BEIJING (Reuters) - China aims to cut the proportion of cash that commercial banks must keep with the People’s Bank of China, the banking regulator said on Friday, signalling further monetary loosening although the IMF and World Bank say the economy is doing fine.
The China Banking Regulator Commission (CBRC) did not say when reductions in banks’ reserve requirement ratios would be made, but it is the third time in as many months that Beijing has signalled a cut in RRRs, which would free up more cash for lending needed to shore up growth.
The CBRC did, however, qualify its comments, saying RRR reductions would be available to those banks whose lending to small firms and the farm sector warranted the reward. It did not elaborate.
The central bank also signalled on Friday that it would keep credit supply ample by letting China’s main money market rate fall again this week.
Aside from prospects for reductions in banks’ RRR, two bankers told Reuters on Friday that the central bank has also lent $16 billion to commercial banks so that they can issue the money to farming projects.
Both the IMF and World Bank gave China a thumbs-up in separate reports this week that said the world’s second-biggest economy should hit the government’s target of around 7.5 percent growth this year, and encouraged the more urgent pursuit of reforms.
Some economists say the IMF and the World Bank may have been unduly confident about China’s near-term growth prospects.

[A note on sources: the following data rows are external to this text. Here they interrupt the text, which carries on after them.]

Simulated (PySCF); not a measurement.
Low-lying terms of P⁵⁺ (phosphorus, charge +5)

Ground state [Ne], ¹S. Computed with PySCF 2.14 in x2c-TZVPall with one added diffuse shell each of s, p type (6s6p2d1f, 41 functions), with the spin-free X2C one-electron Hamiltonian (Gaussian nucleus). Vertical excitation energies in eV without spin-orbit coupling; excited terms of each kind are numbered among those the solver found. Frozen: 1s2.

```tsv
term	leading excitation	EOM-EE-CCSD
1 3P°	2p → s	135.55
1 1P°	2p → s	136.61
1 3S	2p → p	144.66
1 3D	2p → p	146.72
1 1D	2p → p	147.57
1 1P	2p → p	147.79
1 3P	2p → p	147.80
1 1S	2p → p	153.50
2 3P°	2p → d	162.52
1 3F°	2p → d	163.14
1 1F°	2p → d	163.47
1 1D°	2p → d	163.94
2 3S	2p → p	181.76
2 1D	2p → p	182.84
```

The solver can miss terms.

“If the government wants to achieve its 7.5 percent growth target, I don’t really agree with the IMF that it can just not do anything,” said Julian Evans-Pritchard at Capital Economics in Singapore. “I think the downward pressure on the economy, especially from the property sector, is still quite significant.”
Buffeted by unsteady global demand and slowing domestic investment, growth in China’s stuttering economy cooled to an 18-month low of 7.4 percent between January and March.
A cool-down in a buoyant property market, which contributes more than 15 percent of China’s economic expansion, has fuelled fears that the Chinese economy will face even stronger headwinds in coming months. That has fed investor speculation that China will take firmer action to boost activity, including lowering the RRR for all banks.
The economy faces relatively big downward pressures even as the growth rate, employment and inflation stayed within reasonable ranges, state radio quoted Premier Li Keqiang as saying.
Banks’s RRRs are neither uniform or transparent in China, and members of the ruling Communist Party’s politburo have the final say on monetary policy, rather than the central bank or banking regulator.
In April, a week after an announcement by Li, the PBOC reduced the RRR by between 50 and 200 basis points for some banks.
It did not name the banks or detail what their RRRs were after the cut, but the central bank said only some rural banks benefited. Smaller banks tend to have lower RRRs than major banks.
The authorities flagged another cut a week ago, but it is unclear whether that has taken place, though the latest comments from the banking regulator have hardened expectations.
The last time China reduced the RRR for all banks was in May 2012, when a cut of 50 basis points lowered the ratio to a maximum 20 percent for the country’s biggest banks.
Authorities have chosen a more nuanced approach this year, opting to selectively relax policy in areas that it believes require assistance, rather than let money seep into speculative or wasteful activities.
The CBRC also said on Friday that it will tighten supervision of the shadow banking sector to crack down on risky lending that occurs outside bank balance sheets.
The World Bank urged China to speed up fiscal and financial sector reforms to deal with the root cause of its debt problems.
President Xi Jinping said on Friday careful planning of fiscal reforms was needed, the official Xinhua news agency said.